SAIC And Infineon Form Electric Vehicle Power Module Joint Venture

Infineon Technologies, a chipmaker based in Germany, and SAIC Motor Company, the biggest automaker in China by sales volume, are teaming up to take advantage of the rising demand of electric vehicles in the world’s most populous country. The two firms will start a joint venture which will be responsible for producing power modules required by Chinese manufacturers of plug-in hybrids and electric cars.

SAIC and Infineon will jointly invest approximately $122 million. About 250 employment positions are expected to be created at the chip factory belonging to Infineon in Wuxi.

Last year it is estimated that over one million units of electric cars were produced across the globe. The government of China intends to make the country the global leader in the EV industry. Already more electric cars are sold in China than anywhere else in the world. By 2025 the Chinese government has set a production target of seven million electric vehicles. Part of the reason for the push towards electric vehicles by the Chinese government is to reduce pollution.

Government policy

“China has become the pioneer of the EV market that’s about to take off. SAIC can help us to be the leader in this promising market,” a board member of Infineon Technologies, Jochen Hanebeck, told Bloomberg in a telephone interview.

In 2017 SAIC which is the local partner of General Motors and Volkswagen AG indicated that it would invest over $1.6 billion with Contemporary Amperex Technology, a Chinese battery maker.

According to Hanebeck the joint venture will see Infineon make savings on import taxes. The chipmaker will also use the expertise of SAIC, which is state-owned with regards to purchasing supplies in China. In the automotive chips sector, Infineon Technologies competes with STMicroelectronics NV and NXP Semiconductors NV.

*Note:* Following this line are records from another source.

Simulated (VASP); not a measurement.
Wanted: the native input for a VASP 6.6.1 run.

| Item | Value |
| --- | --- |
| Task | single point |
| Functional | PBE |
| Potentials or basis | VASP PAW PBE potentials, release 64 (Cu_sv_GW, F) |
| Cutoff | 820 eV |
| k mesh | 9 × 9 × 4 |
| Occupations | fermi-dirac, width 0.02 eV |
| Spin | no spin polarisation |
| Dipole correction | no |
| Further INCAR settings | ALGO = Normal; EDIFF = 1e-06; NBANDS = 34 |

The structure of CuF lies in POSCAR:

SAIC Infineon Automotive Power Modules

The joint venture that will be established by the two firms will be known as SAIC Infineon Automotive Power Modules and will have its headquarters in Shanghai. Volume production is expected to begin in this year’s second half per a statement released by Infineon. Profits obtained by selling the modules will be share between the two firms.

This is not the first joint venture between a Germany-based firm and a Chinese one focusing on the manufacturing of battery-operated electric vehicles. Last year BAIC Motor Corp and Daimler announced an investment worth approximately 5 billion yuan aimed at EV. In the next few years the venture will launch the first EQ crossover.